Barefoot Brain Power Children With No Shoes On "Do Better And Behave Better" In Classroom
Kids who don’t wear shoes in the classroom obtain higher grades and behave better than children who wear shoes at school, a decade-long study reveals.
Reading, writing and arithmetic are some of the staples of a good education, but a decade-long study reveals that heading into the classroom sans shoes could also be one of the keys to a good education.
Inspired by schools in Scandinavia, where the practice is considered normal, researchers at the University of Bournemouth followed children in over 100 schools in 25 different countries for the past 10 years and found that children who leave their shoes outside the classroom arrive to school earlier, leave later, read more frequently, behave better and are more engaged in their lessons than their shoe-clad counterparts — all of which ultimately results in better academic achievement overall.
Apart from Scandinavia, the researchers visited schools in Australia, New Zealand and West London, the latter of which had the team studying children’s behavior and academic results all the way through university. At the end of the study, the researchers said they believe that children who take their shoes off before entering the classroom “feel at home” and more relaxed while learning, which boosts performance.
“Children are much more willing to sit on the floor and relax if they have no shoes on,” says Stephen Heppell, lead researcher and Professor at the Centre for Excellence in Media Practice at Bournemouth University. “The last place a child would sit to read is an upright chair and we’ve found that 95 per cent of them actually don’t read on a chair at home. When they go on holidays the read lying down. Having conditions in the classroom that are like those at home means that more [kids] are reading in the classroom.”
The homey feeling may also be what’s responsible for shoeless children arriving to class earlier and staying later than kids who wear shoes in the classroom — which translates, on average, to half an hour of extra learning per day. “The key to attainment is engagement and if children want to be there and enjoy being there, universally they do better,” Heppell says. “When they arrive late and leave early and are disengaged, their performance suffers. Kids with shoes on are less engaged than those without shoes.”
What’s more, the study found that bullying rates in schools that have no-shoe policies are markedly reduced. “It seems to be difficult to be a bully with your shoes off,” notes Heppell. “All the places we’ve been where kids have their shoes off, they report calmness.”

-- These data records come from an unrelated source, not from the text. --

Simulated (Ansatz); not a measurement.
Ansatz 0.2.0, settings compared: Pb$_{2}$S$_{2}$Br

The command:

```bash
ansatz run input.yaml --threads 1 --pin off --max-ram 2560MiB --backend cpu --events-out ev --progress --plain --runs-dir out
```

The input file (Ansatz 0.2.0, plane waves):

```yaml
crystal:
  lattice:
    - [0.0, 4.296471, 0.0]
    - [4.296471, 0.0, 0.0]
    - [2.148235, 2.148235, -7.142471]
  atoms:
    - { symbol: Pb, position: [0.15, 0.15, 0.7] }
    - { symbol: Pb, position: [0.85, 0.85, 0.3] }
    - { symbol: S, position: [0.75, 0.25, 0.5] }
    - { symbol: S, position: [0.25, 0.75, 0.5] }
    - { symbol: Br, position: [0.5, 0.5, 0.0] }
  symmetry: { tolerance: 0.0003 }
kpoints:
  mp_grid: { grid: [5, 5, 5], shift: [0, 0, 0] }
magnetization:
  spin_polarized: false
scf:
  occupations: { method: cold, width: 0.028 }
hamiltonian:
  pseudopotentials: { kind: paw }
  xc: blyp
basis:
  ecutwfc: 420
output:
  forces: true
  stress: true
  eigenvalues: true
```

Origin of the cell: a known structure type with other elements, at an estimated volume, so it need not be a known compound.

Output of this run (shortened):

However, not everyone agrees that implementing a shoeless classroom is the best approach to improve learning habits. Secondary school teacher Tom Starkey told The Guardian that schools shouldn’t fall for quick fixes. “It’s the shoes [that are a problem], or the food, or the color of the uniform. It’s more complicated than that,” he warns. “It’s about socio-economic background, what’s going on in the school, teaching approach. Focusing on one thing – such as shoes, which is cute – sometimes shifts the focus away from things that are more important.”